For the last two decades, British Columbia’s coastal rainforest – with its old-growth cedars and Sitka spruce – has been the epicenter of so-called ‘timber wars’ between environmentalists and loggers. Over the years, the area became a symbol of the seemingly irreconcilable differences between protecting a pristine environment and sustaining a viable economy.

Today, however, there is a new story of hope in British Columbia. After years of discord, the Great Bear Rainforest represents one of the world’s boldest visions for blending conservation with compatible human use.

In late 2003, an unprecedented coalition of private and public interests developed a visionary proposal for the region and mobilized to raise millions of dollars in public and private funding to fulfill that vision. The Nature Conservancy, at the invitation of a diverse group of partners, led the successful campaign to raise $60 million (CDN) in private funding.

The Agreements

The $60 million (CDN) in privately raised funds was matched by another $60 million (CDN) from Canadian provincial and federal governments, to yield $120 million (CDN) in total funding – called the Coast Opportunity Funds. Contributed to support historic land use agreements, the funds will finance both conservation management and ecologically sustainable business ventures designed to transform the economies of British Columbia’s coastal temperate rainforests.

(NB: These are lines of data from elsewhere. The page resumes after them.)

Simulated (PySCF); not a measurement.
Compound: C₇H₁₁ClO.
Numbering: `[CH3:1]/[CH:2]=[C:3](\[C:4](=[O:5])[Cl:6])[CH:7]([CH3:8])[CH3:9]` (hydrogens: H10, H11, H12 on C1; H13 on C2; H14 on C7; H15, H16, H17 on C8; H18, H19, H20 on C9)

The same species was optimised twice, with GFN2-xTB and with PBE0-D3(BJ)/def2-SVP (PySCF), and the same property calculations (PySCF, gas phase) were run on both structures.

As a result of the land use agreements, over 5 million acres, including new and existing parks, are now legislatively protected from commercial logging or other extractive uses. These protected areas will form the ecological core of the Great Bear Rainforest

In addition, 19 million acres have been placed under strict land-use management guidelines called ecosystem based management. Over the next few years, First Nations, government, NGOs and industry will collaborate to apply this approach toward sustainable economic development in the area. The Nature Conservancy is providing on-the-ground scientific support and conservation planning expertise to support this unprecedented endeavor.